Inspiring Older Readers

posted on 10 Dec 2017

Myra Breckinridge by Gore Vidal

I’ve always found Gore Vidal a slightly troublesome character. At his best he’s witty, engaging, intelligent and sharp but he also has an obverse that’s spiteful, patrician, catty and arch. I think I first saw him being interviewed by Clive James and that was a titanic coming together of egos trying to literally outwit each other – but fabulously entertaining.

It’s hardly surprising therefore that Vidal divides opinion when it comes to his writing. I have to confess that I’ve actually read very little and certainly none of his larger historical novels tracing US history and the country’s Presidents. I have read some of his magazine essays which always seemed to me a natural milieu for him because that format provides a platform for him to be polemic and discursive in a way that seemed to genuinely reflect his persona.

When I picked up a 1968 first edition of his novel Myra Breckinridge I thought it might be an opportunity to see how he dealt with an issue like transsexuality which is a topic with some currency today. I was conscious of the fact that back in 1968 this had been a publication that rattled the cages of the religious and moral establishment in America and was often spoken of a ‘cult’ or ‘underground’ classic. But beyond that I had no real idea what to expect.

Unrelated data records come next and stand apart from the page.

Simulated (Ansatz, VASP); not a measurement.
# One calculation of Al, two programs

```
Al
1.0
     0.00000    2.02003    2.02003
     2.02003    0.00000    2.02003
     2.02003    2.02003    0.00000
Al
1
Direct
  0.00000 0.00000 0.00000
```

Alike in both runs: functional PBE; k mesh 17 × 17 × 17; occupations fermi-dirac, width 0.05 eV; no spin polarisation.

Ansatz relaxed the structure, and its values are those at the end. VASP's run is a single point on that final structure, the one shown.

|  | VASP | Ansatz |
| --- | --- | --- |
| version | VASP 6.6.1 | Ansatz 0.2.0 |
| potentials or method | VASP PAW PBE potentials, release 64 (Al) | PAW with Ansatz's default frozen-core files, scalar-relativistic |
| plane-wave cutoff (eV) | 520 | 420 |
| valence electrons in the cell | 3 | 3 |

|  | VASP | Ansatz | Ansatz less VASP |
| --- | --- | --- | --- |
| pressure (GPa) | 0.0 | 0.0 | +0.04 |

The plot, for what it’s worth, is baloney. The beautiful Myra Breckinridge turns up at the Academy for Aspiring Young Actors and Actresses run by the uncle of her deceased husband, Myron. She claims her part inheritance of the business and takes on a teaching role – which covertly includes the hidden curriculum issue of female domination. Under this guise she takes sexual revenge on the ‘macho’ ideal of the leading man – an abuse that goes on until it is revealed, following a car accident, that Myra is in fact Myron who has gone through a partial sex change programme. Reverting back to Myron he resolves to settle down with the ex-girlfriend of the ‘stud’ he had abused when he was Myra. There is also a sort of secondary sub-plot that gives Vidal the chance to indulge in some sadomasochistic writing about the activities of a sexually voracious talent-scout. All really rather silly to be honest.

But to judge the book just by the crude outline of the plot would be to miss the point of it almost completely. This must be one of the first books from this period that tries to deal explicitly with the subject of gender fluidity in any really serious way. The adventures of Myra/Myron should really be seen as an adult fable or fairy story that tries in an iconoclastic way to explore the idea of how gender and sexuality are socially constructed. In that respect it is both daring and frank although not, I think, entirely successful. Vidal is also clearly interested in confronting the well-established social attitudes towards sex and notions of ‘perversion’ and the links these have with power and perceptions of masculinity.

All these are, I think, very worthy objectives from an entirely serious author with a genuine satirical purpose.

Where it all goes wrong in my view is that the overall impact is too much like being bludgeoned with a blunt instrument. Parts of the book are really very good indeed but he seems to be unable to sustain those moment because they rest on storyline that provides a very flimsy superstructure. As a result subtlety gives way to shock tactics and you have to wonder just how many buggerings with dildoes and other sado-masochistic fantasies you really want to read about.

I mentioned earlier that Vidal seemed very at home and entirely comfortable with shorter magazine pieces and I think this novel proves that point perfectly. There’s enough here for a pretty good short story but not for a novel of any length and in going for the latter it always feels that Vidal has over-stretched the limits.